Nutella is a dangerous thing. A very dangerous thing. I cannot have it in the house because once that jar opens, I can’t resist eating it straight out of there. I don’t understand the appeal of putting it on toast or bread, although I do like it spread on a crepe (does rather stick your mouth together though) but directly from the jar into my mouth is the best.
So, as I can’t be trusted around Nutella I never buy it. But as Andrew’s Aunt and Uncle were coming for Sunday tea and as Kate is a complete chocoholic (I never thought they really existed until I met her), I decided to make Nigella’s Nutella cake – my first attempt at a flour-less cake, and a suitable option only because it used an entire 400g jar of Nutella so I knew there would be no leftovers in the house.

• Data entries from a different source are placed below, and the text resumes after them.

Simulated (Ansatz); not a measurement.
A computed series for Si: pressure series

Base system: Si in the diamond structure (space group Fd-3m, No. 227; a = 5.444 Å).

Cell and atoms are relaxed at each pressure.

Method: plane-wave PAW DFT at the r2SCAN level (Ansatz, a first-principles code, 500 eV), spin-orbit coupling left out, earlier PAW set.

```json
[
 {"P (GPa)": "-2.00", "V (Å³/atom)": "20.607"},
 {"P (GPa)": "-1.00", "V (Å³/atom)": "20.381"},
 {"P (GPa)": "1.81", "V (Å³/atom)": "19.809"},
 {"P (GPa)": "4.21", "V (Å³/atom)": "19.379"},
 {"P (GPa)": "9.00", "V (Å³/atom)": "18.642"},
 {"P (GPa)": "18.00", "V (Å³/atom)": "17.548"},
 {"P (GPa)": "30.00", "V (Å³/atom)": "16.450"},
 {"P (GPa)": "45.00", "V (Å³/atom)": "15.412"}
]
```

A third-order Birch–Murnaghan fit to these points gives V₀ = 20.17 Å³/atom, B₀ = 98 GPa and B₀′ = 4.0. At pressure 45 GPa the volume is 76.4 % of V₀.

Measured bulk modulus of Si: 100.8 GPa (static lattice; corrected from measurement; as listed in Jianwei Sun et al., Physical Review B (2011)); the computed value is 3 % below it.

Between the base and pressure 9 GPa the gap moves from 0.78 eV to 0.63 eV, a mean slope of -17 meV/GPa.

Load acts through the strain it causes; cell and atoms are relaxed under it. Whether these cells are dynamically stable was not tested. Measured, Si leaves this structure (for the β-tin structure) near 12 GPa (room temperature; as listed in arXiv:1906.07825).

I pointed up the cake for Weightwatchers and nearly fainted when I realised it would be 21pp per slice. PER SLICE. I am only allowed 26pp per day. And that was without the toasted hazelnuts decorating the top. Gulp. I re-planned my weekend accordingly to allow one slice of cake on Sunday – which basically meant a starvation diet for the rest of the weekend – and crossed my fingers that the cake would be worth it.
I also had a bottle of Frangelico in the house – it’s a hazelnut liquor which I bought before Christmas for who knows what reason … probably because it was on special offer and I liked the look of the bottle. It tastes gorgeous in coffee and was another tick in the box for why I should make this cake, even though it sounded complicated and with huge potential for failure.
I had the odd mishap along the way – including accidentally eating a spoonful of Nutella before it made it into the mixture; not whisking the eggs correctly so when I tipped them into the mixture some un-whisked egg escaped into the cake mix; buying coarsely chopped hazelnuts instead of ground ones which I tried to grind in my blender but failed; and not really mixing the ingredients together correctly. I also didn’t have a clue how you tell when a flour-less cake is cooked as they are not really supposed to rise, and I didn’t know if a skewer was supposed to come out clean.
I fully expected a failure and so knocked up some rocky road to appease the chocolate fiend, and so was surprised and delighted when the cake was PERFECT! I mean, probably not what Nigella would consider perfect, but my mistakes were in my view a welcome addition to the cake (or at least they didn’t destroy it).
So, this is how I made Nigella’s Nutella cake, but if you would prefer to use the proper recipe and instructions, visit her wonderful site here.
For the cake: 6 separated eggs, pinch of salt, 125g butter, 400g Nutella (one large jar), a splash of Frangelico (replace with water if you don’t have it), 100g coarsely chopped hazelnuts, 100g dark chocolate (melted)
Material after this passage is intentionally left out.